Starting any new job can be a nerve-racking experience, and naturally all kinds of questions will be firing around your mind before you start. What are the people like? How is the culture? How much responsibility will I have? Can I make my mark?
Leila Romane joined SAP eight months ago and almost immediately realised that SAP was very different to the norm.
‘One of the first things that struck me was seeing people bring their kids into the office. Struggles with childcare happen, sometimes they’re wholly unavoidable. So, seeing that SAP is sympathetic and accommodating to this was a real eye-opener to the culture of the business.’
And it’s not just lip-service. At SAP UK & Ireland recently joined, Jens Amail, MD, organised an away day for families of employees.
For Leila, it’s heartening that SAP acknowledges that those in the business have a life outside work and encourages balance.
‘There’s something to be said for spending time with people outside of work with their families and partners. You get to know them in a very different way, not just as colleagues but as people. That really helps the dynamic in the office.’
Leila says the company fully supports and appreciates the benefits of embracing a diverse workforce. It has employee networks for women, LGBT+ people and allies, and has just set-up a group for black and minority ethnic (BAME) staff in the UK.
Moreover, it leads by example; SAP’s LGBT+ network participated in this year’s Pride in London parade in July. Romane herself is active in SAP’s Women’s Business Network.
Business Beyond Bias
As an organization, SAP is committed to creating an inclusive, fun work environment for all. To this end, it’s launched its Business Beyond Bias’s initiative in a bid to promote and foster a culture of inclusivity.
Business Beyond Bias is a company-wide leadership initiative to tackle and eliminate the issue of unconscious bias. It includes addressing the organisation’s policy and procedures while encouraging the establishment of network groups.
‘The programme is focused on gender equality, functional diversity, the LGBT+ community and more. We’ve got a programme centred around getting those on the autism spectrum into work. Moreover, we’ve been doing a lot around mental health for mental health awareness week. Essentially the initiative is in place to promote inclusivity in all its guises.’

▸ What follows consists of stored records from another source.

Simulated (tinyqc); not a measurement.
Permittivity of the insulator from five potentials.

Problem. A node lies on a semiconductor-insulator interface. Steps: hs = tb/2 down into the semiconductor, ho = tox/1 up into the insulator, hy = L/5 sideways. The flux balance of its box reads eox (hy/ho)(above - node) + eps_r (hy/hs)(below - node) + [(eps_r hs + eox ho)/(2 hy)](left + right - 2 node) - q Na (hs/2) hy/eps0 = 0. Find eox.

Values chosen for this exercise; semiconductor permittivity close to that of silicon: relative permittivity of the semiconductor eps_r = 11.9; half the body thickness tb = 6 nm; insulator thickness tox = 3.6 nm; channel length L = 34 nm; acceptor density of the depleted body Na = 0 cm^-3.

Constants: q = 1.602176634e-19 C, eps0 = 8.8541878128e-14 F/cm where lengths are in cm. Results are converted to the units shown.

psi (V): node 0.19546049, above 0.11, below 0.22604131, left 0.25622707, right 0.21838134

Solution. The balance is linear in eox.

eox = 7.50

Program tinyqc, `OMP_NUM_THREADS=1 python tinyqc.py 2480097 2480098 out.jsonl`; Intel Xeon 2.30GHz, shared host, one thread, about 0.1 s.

SAP’s approach has been widely recognised, you only have to look at the business’s recent awards: Great Places to Work 2018; Glassdoor Best Places to Work 2018; Top Employer 2018; and EDGE Certified (Gender Equality) 2018.
‘This is about me helping other people grow and develop’
It’s not difficult to see just why Leila is so happy in her role at SAP. So, what advice does she have for others navigating their careers?
‘Be authentic. Always be yourself. You don’t have to fit into a mould. Don’t try to be something that you’re not. That’s always put me in good stead.!
‘Another thing I would say for anyone setting out is try to find two or three good coaches/mentors.’
This may be particularly pertinent advice in light of a recent survey by a leading recruiter that found almost three-quarters of Brits don’t have a career mentor. A fifth of those polled said they had no idea how to find one. Leila now realises their importance.
‘When I was young, I was asked to ensure I had a mentor, and I wondered, “What’s this going to give me?” But I’ve since had a couple of mentors. One has been consistent and I’ve seen for the past 15 years. It works well for me because they were very different to how I am. In between that, I’ve had others every few years just to balance out the one I consistently had, again offering a balanced view.
‘And lastly, bring other people with you. It’s not just about me looking upwards. This is about me helping other people grow and develop, and bringing those people with me.’